With the sector’s fundamentals already showing signs of slowing, look for the U.S. apartment market to continue to cool next year, according to Freddie Mac Multifamily’s 2023 outlook report.
The government-sponsored enterprise’s projections don’t come as a surprise. Yardi Matrix recently reported that rents finally saw a monthly decline in November after growth had slowed throughout the latter half of 2022. Likewise, occupancy rates have been on a downward trajectory, while the uneven economic landscape has applied the brakes on what had been resilient lending activity.
“Volatile capital markets and a rise in the 10-year Treasury rate have driven a contraction in multifamily lending in 2022 that will persist into 2023,” said Steve Guggenmos, vice president of Research and Modeling for Freddie Mac Multifamily. “Economic uncertainty and rising prices have led to waning housing demand.
“This, paired with elevated construction levels, will drive rent growth to level off and eventually normalize. This environment is putting downward pressure on property values, which have grown at a heightened pace in recent years.”
Freddie expects the effects of seasonality to be more pronounced during this winter season compared to years past. Yardi rent figures already bear this out, although Freddie’s economists noted that rent growth through August surpassed historic averages, providing some cushion to weather further declines to end the year. Rent growth for 2022 is still expected to end the year at between 6% to 8% annually, with Freddie forecasting further moderation to open 2023 before a rebound in the latter half of the year to finish at 3.9%.

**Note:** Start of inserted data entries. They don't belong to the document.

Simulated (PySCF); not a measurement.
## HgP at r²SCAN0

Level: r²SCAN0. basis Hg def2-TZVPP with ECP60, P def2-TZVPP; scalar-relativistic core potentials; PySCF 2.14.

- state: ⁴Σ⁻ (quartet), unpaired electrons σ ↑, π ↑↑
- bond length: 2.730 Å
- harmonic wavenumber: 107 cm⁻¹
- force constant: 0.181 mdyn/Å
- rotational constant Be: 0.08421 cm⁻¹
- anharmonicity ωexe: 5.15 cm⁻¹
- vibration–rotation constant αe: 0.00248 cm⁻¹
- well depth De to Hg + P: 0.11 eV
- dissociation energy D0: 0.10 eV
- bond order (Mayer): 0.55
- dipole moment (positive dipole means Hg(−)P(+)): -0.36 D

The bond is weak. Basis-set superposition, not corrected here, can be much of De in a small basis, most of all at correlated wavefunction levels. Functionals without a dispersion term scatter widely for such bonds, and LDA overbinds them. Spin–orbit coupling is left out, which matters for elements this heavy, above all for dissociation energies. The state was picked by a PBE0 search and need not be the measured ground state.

The uneven economic situation has been just as impactful to lending activity as it has to rents. Citing ongoing uncertainty and the Federal Reserve’s resolutely hawkish interest rate policy, Freddie Mac expects multifamily origination volume in 2022 to fall to $460 billion. That’s a drop of about 5.5% compared to 2021, with a further decrease to $440 billion (a further reduction of about 4% to 5%) expected in 2023.